The office of Executive President was established by Article 30 of the 1978 Constitution. It read:

30. (1) There shall be a President of the Republic of Sri Lanka, who is the Head of State, the Head of the Executive and of the Government, and the Commander-in-Chief of the Armed Forces.

(2) The President of the Republic shall be elected by the People and shall hold office for a term of six years.

In 2015, section 3 of the 19th Amendment provided as follows:

Article 30 of the Constitution is hereby repealed and the following substituted therefor:

30. (1) There shall be a President of the Republic of Sri Lanka, who is the Head of State, the Head of the Executive and of the Government, and the Commander-in-Chief of the Armed Forces.

(2) The President of the Republic shall be elected by the People and shall hold office for a term of five years.

The only difference between these two versions of Article 30 was in respect of the term of office: six years in the former, and five years in the latter.  If that was the only amendment that Parliament intended to make, the normal way of doing so would have been for section 3 of the 19th Amendment to have provided as follows:

Article 30 of the Constitution is hereby amended by the substitution in paragraph (2), for the words “six years”, of the words “five years”. 

Why, then, was the normal form of drafting not followed?  Why was it necessary to repeal Article 30 and thereby abolish the existing office of President and then proceed to establish a new office of President? The answer lies in the remaining 48 sections of the 19th Amendment and in the 56 sections of the amending Bill. 

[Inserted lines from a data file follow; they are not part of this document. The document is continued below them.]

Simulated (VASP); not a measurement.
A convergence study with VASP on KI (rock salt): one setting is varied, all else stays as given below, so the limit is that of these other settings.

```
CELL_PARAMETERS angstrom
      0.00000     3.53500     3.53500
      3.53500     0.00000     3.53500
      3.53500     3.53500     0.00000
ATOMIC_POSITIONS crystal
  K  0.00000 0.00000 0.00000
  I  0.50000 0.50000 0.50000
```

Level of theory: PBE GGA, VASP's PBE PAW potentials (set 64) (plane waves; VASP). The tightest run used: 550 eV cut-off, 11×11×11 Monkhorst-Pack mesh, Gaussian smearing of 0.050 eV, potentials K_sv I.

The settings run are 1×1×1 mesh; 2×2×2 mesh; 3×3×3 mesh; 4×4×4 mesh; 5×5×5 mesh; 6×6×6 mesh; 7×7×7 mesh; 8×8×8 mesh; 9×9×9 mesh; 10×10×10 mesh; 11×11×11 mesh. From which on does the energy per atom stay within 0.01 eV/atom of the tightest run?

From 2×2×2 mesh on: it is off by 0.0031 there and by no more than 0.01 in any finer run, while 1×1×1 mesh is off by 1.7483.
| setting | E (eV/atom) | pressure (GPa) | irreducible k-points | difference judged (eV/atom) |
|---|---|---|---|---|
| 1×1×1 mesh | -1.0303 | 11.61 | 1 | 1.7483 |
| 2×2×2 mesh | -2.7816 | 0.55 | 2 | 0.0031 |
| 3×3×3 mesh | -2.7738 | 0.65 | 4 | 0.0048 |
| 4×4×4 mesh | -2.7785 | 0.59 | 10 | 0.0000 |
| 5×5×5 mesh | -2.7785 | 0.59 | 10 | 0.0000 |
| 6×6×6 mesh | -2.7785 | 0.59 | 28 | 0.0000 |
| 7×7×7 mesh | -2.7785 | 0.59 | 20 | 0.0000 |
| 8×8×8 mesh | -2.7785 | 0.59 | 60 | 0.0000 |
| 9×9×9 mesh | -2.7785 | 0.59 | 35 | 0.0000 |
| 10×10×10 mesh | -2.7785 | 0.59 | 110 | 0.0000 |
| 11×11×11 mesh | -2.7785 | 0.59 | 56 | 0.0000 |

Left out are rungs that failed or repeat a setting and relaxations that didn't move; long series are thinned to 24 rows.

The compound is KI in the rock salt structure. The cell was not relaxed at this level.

  1. The powers, functions and duties of the new office of President are fundamentally different that those of its predecessor.

It is significant that it was not only Article 30 that was repealed and replaced, but also Article 33 which specified the Duties, Powers and Functions of the President; and Chapter VIII which provided for the appointment of the Executive: the Prime Minister and the Cabinet of Ministers.   

In 1978, what the National State Assembly established, through the new Constitution, was the office of Executive President.  That office was the fount of all power and patronage.  Acting on his own initiative, the President made appointments to every important office of the State, from Prime Minister, Cabinet Ministers, and Deputy Ministers to Judges of the Supreme Court and the Court of Appeal; from the Attorney General and the Secretary-General of Parliament to the Auditor General and the Commissioner of Elections, the Public Service Commission, the Judicial Service Commission, and the Parliamentary Commissioner for Administration. The President could dissolve Parliament at any time after it had functioned for one year following a general election. While he held office, no proceedings could be instituted against the President in any court or tribunal in respect of anything done or omitted to be done by him either in his official or private capacity.

Under the new Article 33, the President was intended to be “the symbol of national unity”. Inexplicably, the Supreme Court rejected that description as being unconstitutional, the reason being that in 1981 the then Cabinet of Ministers had “categorically stated that the National Flag is the symbol of the unity of our People”. The national flag is referred to in Article 6 of the Constitution and depicted in the Second Schedule, with no reference whatsoever to it being the symbol of national unity.  This was perhaps the first occasion when the Supreme Court elevated a cabinet decision to the status of a constitutional provision.  Be that as it may, the new Article 33 also requires the President, inter alia, “to respect and uphold the Constitution”, “to promote national reconciliation and reintegration”, and “to ensure the creation of proper conditions for the conduct of free and fair elections”: duties and functions which were not previously required.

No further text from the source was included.